[Ubuntu] [Qgis-developer] Could ubuntugis PPA be a recommended repository for QGIS 2.0 on Ubuntu ?

Hamish hamish_b at yahoo.com
Mon May 6 13:59:32 PDT 2013


Ivan wrote:
> > Ubuntu distribution packages stick with 1.7 version which is
> > obsolete.

Alex:
> That's a function of inheriting official packages from
> upstream Debian. 

which is a function of nobody providing the Debian packages
there..

> Get newer versions into Debian and it trickles down.

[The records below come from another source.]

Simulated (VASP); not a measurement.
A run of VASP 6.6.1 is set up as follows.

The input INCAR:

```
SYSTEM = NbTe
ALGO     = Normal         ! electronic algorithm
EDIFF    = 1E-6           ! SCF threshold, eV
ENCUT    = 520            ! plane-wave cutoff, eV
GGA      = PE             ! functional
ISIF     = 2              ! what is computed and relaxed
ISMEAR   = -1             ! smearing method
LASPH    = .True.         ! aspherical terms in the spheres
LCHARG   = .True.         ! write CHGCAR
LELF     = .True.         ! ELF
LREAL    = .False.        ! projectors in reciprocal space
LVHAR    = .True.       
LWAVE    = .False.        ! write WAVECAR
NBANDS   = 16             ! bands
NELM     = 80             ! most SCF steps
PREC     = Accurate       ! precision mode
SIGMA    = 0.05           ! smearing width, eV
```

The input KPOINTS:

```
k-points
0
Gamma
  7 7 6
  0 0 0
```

which is a function of some of _us_ stepping up to help.
the situation with qgis in debian has been the same for years.
:-(


> Unless it's an error in the DebianGIS version which we pull
> from their git repo. I need to go looking for where to report
> those besides mailing list and IRC.

if you need something sync'd in the DebianGIS side of things,
let me know, &/or ping the DebianGIS mailing list. Frankie is
usually on IRC too.


> >> Yes, that would be nice to know - I only upload to ubuntugis-unstable ;)
> 
> That is the correct place. Sadly the naming convention borrowed from 
> Debian causes nothing but confusion.

many of you already know this well, but since there is divergence here
I thought to explain the Debian convention anyway for those that don't,

> Testing - where to put stuff when you're not sure if it will work.

in the Debian world that's the "experimental" branch, not "testing".
"testing" is automatically populated from unstable pkgs a fixed amount
of time after it has been uploaded, with no (or at least fewer) bugs vs.
the last version, and no other dependency conflicts.

> Unstable - where you put stuff you want people to use.

in the Debian world it's simply where new & untested packages get
uploaded. I would not recommend for a new user to use Debian's
unstable branch unless they knew enough to dig themselves out of
trouble. (it's called "sid" [from Toy Story] for a reason, 'cause it
breaks stuff)

> Stable - where we move things to from Unstable when a newer
> version is staged to go into unstable, so that if you want to stick to
> the older  one you can by switching to stable. Or if you need to get
> the older version or older deps for some reason (regressions).

in the Debian world "stable" simply the "testing" branch after some time
(often ~6 months) of new version freeze, which then gets blessed with
a version number. Similar to Ubuntu LTS release cycles, often ~18 months
between versions.

The last Debian/stable was released two days ago, and so as of now
the unstable branch is finally unfrozen for new packages. It's sad that
1.8.0 is not in it, but there's no magic pool of people to do it for us.